Re: What's next after the common log format? from Mike Meyer on 1995-06-24 (www-talk@w3.org from May to June 1995)

From: Mike Meyer <mwm@contessa.phone.net>
Date: Fri, 23 Jun 95 18:08:11 PST
To: www-talk@www10.w3.org
Message-Id: <19950623.74E33B0.101F8@contessa.phone.net>
> Has anyone else wrestled with designing better log formats?  Are there any
> other formats in use?

I believe WN uses a different format, along with tools to turn it back
into CLF. AWS uses a different format, driven by a desire to make both
error logs and access logs have the same format and be more usefull.
It was a tough decision, though.

> Another approach is to create new log files for new items (access_log,
> error_log, security_log, etc.).  This makes it easy to accomodate new item
> without breaking existing tools, but creates a problem when you have to
> correlate across files to find all of the info associated with a particular
> client request.

Right. At one point, WN did this. Even worse, if you log to syslog, it
created mutliple entries in the same log file for each request,
connected only by the process ID making the request if you were
running out of inetd. I don't know what it did if you were running
standalone.

> There's also a bit of expansion, because you usually
> replicate the timestamp or some other request info.

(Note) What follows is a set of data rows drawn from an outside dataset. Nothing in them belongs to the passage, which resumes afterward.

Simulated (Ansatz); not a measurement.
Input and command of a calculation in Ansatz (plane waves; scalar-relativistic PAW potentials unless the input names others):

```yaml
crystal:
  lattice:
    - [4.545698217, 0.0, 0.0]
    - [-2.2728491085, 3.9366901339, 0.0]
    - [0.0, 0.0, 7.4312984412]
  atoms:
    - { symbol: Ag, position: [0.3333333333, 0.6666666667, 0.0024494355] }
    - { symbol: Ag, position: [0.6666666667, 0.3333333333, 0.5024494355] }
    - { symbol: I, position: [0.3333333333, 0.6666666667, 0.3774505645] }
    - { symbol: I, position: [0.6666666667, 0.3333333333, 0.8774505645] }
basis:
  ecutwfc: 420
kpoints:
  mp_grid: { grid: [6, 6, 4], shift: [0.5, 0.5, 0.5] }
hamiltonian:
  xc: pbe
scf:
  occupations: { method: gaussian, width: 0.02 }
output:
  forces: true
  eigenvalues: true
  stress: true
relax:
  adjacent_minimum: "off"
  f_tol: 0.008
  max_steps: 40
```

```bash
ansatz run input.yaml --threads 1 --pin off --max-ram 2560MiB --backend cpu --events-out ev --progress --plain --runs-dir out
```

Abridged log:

You pretty much have to if you want to be able to, for instance,
correlate the refererer_log entry with the 404 entry to see if you've
got a bad reference on one of your pages.

> To solve these problems, we designed a new format based on name-value
> pairs.  Fields are named so that you can accomodate new stuff without
> breaking tools (which ignore fields they don't know about).  It's also an
> integrated format:  all of the info associated with the request (access,
> error, security info, etc.) is written in a single log entry.

The last step is a good one. That's the thing that convinced me that
AWS should change the format. I *wanted* user-agent & referer
information attached to a request. Given that I've broken CLF already,
there's no reason to change it.

> We ended up using a Tcl list-based format for the entries, that look like
> this (wrapped for the reader's benefit):
> log {start 803173054.917815} {method GET} {url /~payne/link.html} \
>     {bytes 0} {error {file not found}} {status 404} {end 803173054.930446} \
>     {host localhost}

30% expansion I could live with. However:

Your example doesn't balance curlies; the line ends with the {error
.. } element open.

The real benefit of a "common log file" format is that you can share
tools between servers. For that to work in this case, you need to have
a standard for what all the names are, and what data is inside them.
Either that, or tools that can be told what names to look for and how
they should be treated. Basically, a map from "log names" to "tool
names"; i.e. bytes is "size", error/status is status, ("%s %s %s"
method, URL, protocol) is "request", and so forth.

Hmm - maybe a tool that ate NLF (New Log Format) files and a config
and spat out CLF files???

So, do you have a formal proposal written up? Want to cooperate on one
(might not work well - I want to use "("'s for the seperator :-)?

	<mike
Received on Friday, 23 June 1995 21:17:28 UTC